ML System Design - Netflix Sentiment Tracking — Netflix

Problem Statement

Design a system that tracks overall public sentiment toward Netflix on social media over time. The system should ingest social media posts, classify sentiment, aggregate results, and surface trends — enabling stakeholders to monitor how public perception shifts in response to content releases, pricing changes, or other events.

This is an ML system design problem that combines data engineering, natural language processing, and analytics infrastructure. You should be prepared to discuss data ingestion pipelines, sentiment classification models, aggregation strategies, and how to visualize trends for business stakeholders.

Key Requirements

Functional

Social media data ingestion -- collect posts from Twitter, Reddit, Instagram, and other platforms that mention Netflix or related keywords
Sentiment classification -- apply an ML model to classify each post as positive, negative, or neutral
Aggregation and trending -- aggregate sentiment scores over time windows (hourly, daily, weekly) to detect shifts
Event correlation -- enable stakeholders to correlate sentiment changes with specific events (new show releases, pricing announcements)
Dashboard and alerting -- surface aggregated sentiment metrics and alert when sentiment drops significantly

Non-Functional

High throughput -- process millions of social media posts per day across multiple platforms
Near real-time processing -- sentiment scores should be updated frequently enough to catch rapid shifts
Scalability -- the ingestion and processing pipeline should scale horizontally as data volume grows
Model accuracy -- sentiment classification should be accurate enough to provide actionable insights
Data retention -- store historical sentiment data for trend analysis over months or years

Based on real interview experiences, these are the areas interviewers probe most deeply:

Interviewers want to see how you collect data from multiple social media platforms and handle the volume and variety of posts.

Use streaming APIs (Twitter API, Reddit API) and batch ingestion for platforms without streaming support
Design a message queue (Kafka) to buffer incoming posts before processing
Handle rate limits and API quotas from social media platforms
Filter posts to those relevant to Netflix using keyword matching or entity recognition
Store raw posts for reprocessing if the sentiment model is updated

Interviewers probe on your ML model choice and how you train and deploy it.

Pre-trained models (BERT, RoBERTa) fine-tuned on social media sentiment datasets
Simpler baseline models (logistic regression on TF-IDF features) for comparison
Handling emoji, slang, and informal language common in social media
Multi-class classification (positive, negative, neutral) or regression (sentiment score)
Consider domain-specific vocabulary (show names, character names, Netflix-specific terms)

Interviewers want to see how you aggregate individual sentiment scores into meaningful trends.

Interviewers expect you to discuss how the sentiment model is trained and retrained over time.

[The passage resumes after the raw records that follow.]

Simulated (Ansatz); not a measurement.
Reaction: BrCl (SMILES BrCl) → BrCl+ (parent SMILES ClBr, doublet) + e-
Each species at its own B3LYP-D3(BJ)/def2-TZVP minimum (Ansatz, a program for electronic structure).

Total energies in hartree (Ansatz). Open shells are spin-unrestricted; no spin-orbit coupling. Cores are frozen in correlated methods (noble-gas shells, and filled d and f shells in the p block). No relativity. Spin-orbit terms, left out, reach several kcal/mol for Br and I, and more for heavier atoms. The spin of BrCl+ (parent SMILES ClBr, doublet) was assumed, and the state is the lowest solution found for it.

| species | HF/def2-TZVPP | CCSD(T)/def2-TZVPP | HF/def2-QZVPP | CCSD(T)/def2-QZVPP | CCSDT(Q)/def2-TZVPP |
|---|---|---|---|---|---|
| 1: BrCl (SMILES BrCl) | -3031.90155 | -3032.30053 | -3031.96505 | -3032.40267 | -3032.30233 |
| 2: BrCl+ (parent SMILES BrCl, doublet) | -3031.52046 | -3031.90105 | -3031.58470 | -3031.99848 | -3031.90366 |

Labeled training data from public sentiment datasets or manual annotation
Periodic retraining to adapt to evolving language and new shows/events
Evaluation metrics (accuracy, F1 score per class) with special attention to class imbalance
A/B testing framework to compare model versions before full deployment
Batch processing pipeline (Spark or Airflow) for training data preparation

Interviewers want to see how you surface insights to stakeholders.

Dashboard showing sentiment trend lines over time with drill-down by platform or keyword
Heatmaps or geographic breakdowns if location data is available
Alerting system that triggers when sentiment drops below a threshold or changes rapidly
Correlation view that overlays sentiment trends with event timelines (show releases, announcements)
Data Ingestion Layer -- API connectors for social media platforms feeding into a message queue (Kafka)
Stream Processing -- filters and preprocesses posts (deduplication, keyword filtering)
Sentiment Classification Service -- stateless service that loads the ML model and returns sentiment scores
Aggregation Layer -- stream processor (Flink or Spark Streaming) that computes time-bucketed aggregates
Storage -- raw post storage (S3 or data lake), aggregated metrics in time-series DB
Offline Training Pipeline -- batch pipeline for model training and evaluation
Dashboard and Alerting -- visualization layer (Grafana or custom web app) with alerting rules

Discuss your model choice (transformer-based vs simpler models), training data sources, evaluation metrics, and how you handle social media-specific challenges (sarcasm, emojis, slang).

Explain how you compute aggregated sentiment over time windows, how you weight posts, and how you detect significant sentiment shifts.

Discuss how you monitor model accuracy in production, collect feedback for retraining, and iterate on the system as new platforms or data sources are added.

"Design a system that can track social media sentiment about Netflix over time. I structured my answer around three pillars: data ingestion from social media sources, aggregation of sentiment signals, and offline ML training for the sentiment classification model."